With the holiday season around the corner, many people have already started working through their revamp or repairs list before businesses shut down over December.
“Many residents are bringing in cleaning services and contractors to complete repairs before the holiday season hits. Opening your house to contractors can definitely expose you to risk,” says Charnel Hattingh, Group head of marketing and communications at Fidelity ADT.
She says the first and most important step is to vet your contractors thoroughly before you embark on any renovations. “A reputable contractor will usually have references and we recommend you contact these prior to any contracts being signed. You can also do an internet search on the company or contractor to see if there are any red flags (i.e. do they have a website with proper contact details and information). You could also potentially find information on previous work not included in their list of references. You may find that there may be more negative comments than good references or ideas on things to keep in mind if you decide to hire their services, such as their tiling may need attention, or they may not be great with plumbing, to name a few.”
She also says it’s important to question the contractor about the staff that will be on site. “Find out if they are permanent or part time employees. Ideally your safest option is to use a contractor that has their own staff complement.”
“Also, go with your gut feeling. Often a contractor may be all talk and a great sales person, but once the work starts you never hear from them again. You could ask whether they have administrators or assistants who will be in constant contact with you to keep you up to date. Also, remember to ask who the supervisor will be on site, whether they stay on site or move between sites and don’t be afraid to ask whether all employees have had credit and criminal checks done, and whether this can be verified.”
Hattingh believes it is important to be particularly security conscious while renovations are underway and consider putting security systems in place before work commences, “not only to protect your valuables and property but also to ensure your safety while contractors are on site,” she says.
“When work starts, lock away your valuables especially those that are small enough to fit into a pocket or backpack. Make sure all keys are put out of sight. Ensure that your contractor understands your concerns regarding the safety and the security of your property. You may even consider giving the contractor a panic button.”

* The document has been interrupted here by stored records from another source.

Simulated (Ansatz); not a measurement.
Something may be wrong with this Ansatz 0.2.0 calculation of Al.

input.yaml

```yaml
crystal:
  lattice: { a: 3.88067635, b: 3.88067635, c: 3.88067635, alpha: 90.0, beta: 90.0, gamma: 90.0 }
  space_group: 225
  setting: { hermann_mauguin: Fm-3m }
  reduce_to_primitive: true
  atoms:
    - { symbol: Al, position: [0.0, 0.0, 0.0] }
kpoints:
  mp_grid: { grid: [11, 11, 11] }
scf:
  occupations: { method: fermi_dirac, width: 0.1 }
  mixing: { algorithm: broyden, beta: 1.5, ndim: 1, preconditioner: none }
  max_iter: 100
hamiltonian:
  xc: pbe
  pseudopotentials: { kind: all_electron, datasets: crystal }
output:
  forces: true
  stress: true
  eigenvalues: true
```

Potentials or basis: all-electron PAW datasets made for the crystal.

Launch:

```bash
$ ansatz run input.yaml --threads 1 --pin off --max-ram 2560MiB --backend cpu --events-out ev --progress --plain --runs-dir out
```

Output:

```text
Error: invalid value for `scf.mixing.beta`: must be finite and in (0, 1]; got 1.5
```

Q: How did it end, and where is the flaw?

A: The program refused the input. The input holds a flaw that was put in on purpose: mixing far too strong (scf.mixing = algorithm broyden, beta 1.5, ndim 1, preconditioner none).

She suggests leaving guard dogs out while workers are on your premises. “Obviously keep them safe when the contractors are moving in and out of your home, but let the workers be aware that they are there.”
Hattingh adds hiring a casual guard would be a good option to keep an eye on the property while service providers move in and out. “Often gates are left open as contractors load and offload items, leaving the premises vulnerable. Having a security presence at the property is a great deterrent for opportunistic criminals and sends a message to workers on the property that security is a priority,” she concludes.